Updike’s last take
Harsh Desai 

My Father’s Tears And Other Stories 
By John Updike.
Hamish Hamilton.
Pages 292. Rs 499.

THIS posthumously published book of short stories catches John Updike in a quiet contemplative mood looking over his shoulders to a life lived and sometimes the looking back is to many years ago — all the way back to childhood and to school days. But it is done from the pedestal of old age and that childhood is looked at the vantage point of the 50th class reunion. My favourite story in the book The Walk with Elizanne is all about a kiss so many years ago, which still has the power to stir more than 50 years after it occurred. It’s a story of immense beauty like a New England winter evening. The detailing of the story is precise and it has the capacity to make one nostalgic about one’s own school days though they might not have been 50 years ago. There is all the poignancy of ageing and the bewildering changes that have occurred in one’s classmates and the sometimes-futile attempt to pretend that nothing important has changed.

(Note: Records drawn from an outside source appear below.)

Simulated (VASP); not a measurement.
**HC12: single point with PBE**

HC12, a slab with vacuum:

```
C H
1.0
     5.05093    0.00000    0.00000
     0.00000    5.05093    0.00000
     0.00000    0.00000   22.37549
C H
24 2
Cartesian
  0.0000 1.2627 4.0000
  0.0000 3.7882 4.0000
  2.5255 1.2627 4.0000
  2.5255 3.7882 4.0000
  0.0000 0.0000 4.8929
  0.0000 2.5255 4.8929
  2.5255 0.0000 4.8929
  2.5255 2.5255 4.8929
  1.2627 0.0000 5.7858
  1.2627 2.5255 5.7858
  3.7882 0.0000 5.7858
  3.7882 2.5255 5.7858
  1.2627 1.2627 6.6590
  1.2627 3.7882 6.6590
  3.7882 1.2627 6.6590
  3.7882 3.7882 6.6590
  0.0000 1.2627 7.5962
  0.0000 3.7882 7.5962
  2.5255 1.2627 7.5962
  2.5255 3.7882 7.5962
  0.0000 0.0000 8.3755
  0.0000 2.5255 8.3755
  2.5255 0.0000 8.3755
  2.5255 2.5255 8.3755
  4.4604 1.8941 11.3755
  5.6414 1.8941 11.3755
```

Which brings us to the question whether John Updike was a better short story writer or a novelist. Famous for his Rabbit and Bech Books as also Books like Couples, Updike, especially in his later years, had the ability to churn out mediocre books like Terrorist or Brazil or his hook villages. His short stories, on the other hand, have always been quite consistent. It’s difficult to find fault with too many of them. In his short story varieties of Religious Experience is a story about a man losing his religion at the fall of the World Trade Centre buildings. The story uses the events of 9/11 as a backdrop to show how it completely transforms the religious beliefs of a person who is caught up in it. It weaves two or three stories together to make a powerful statement. It is a much better story than his book Terrorist which was also a take on terrorism but was very one-dimensional. So my vote goes to Updike the short story writer and this collection shows his mastery of the both art and craft of story telling till the very end.

In his book of poems End Point and other poems also published posthumously the coming end has an over arching presence and you can almost feel that it had consumed Updike but death and passing is a far more gentle presence in this book a side show though religion (including Hinduism) feature in some of the stories (including losing it).

The story The Apparition is about a tour of American tourists around the temples of South India. It begins with them climbing the Hill of Shravanbelgora and it is interesting to see how the tourists react to the heat and dust of India. Of course India is just a backdrop for the story, which is about love and longing.

There are exactly 18 stories in this book so that it can be in a sense called Updike’s Last Round of golf though of course he was a much better writer than a golfer. In some of the precise details of his stories as also the observation one can see a life time’s experience.

Though many of the stories are nostalgic, it is difficult not to feel sentimental while reading the stories when you realise that you are reading his last book of short stories. There will never be another John Updike and this is Updike’s last hurrah.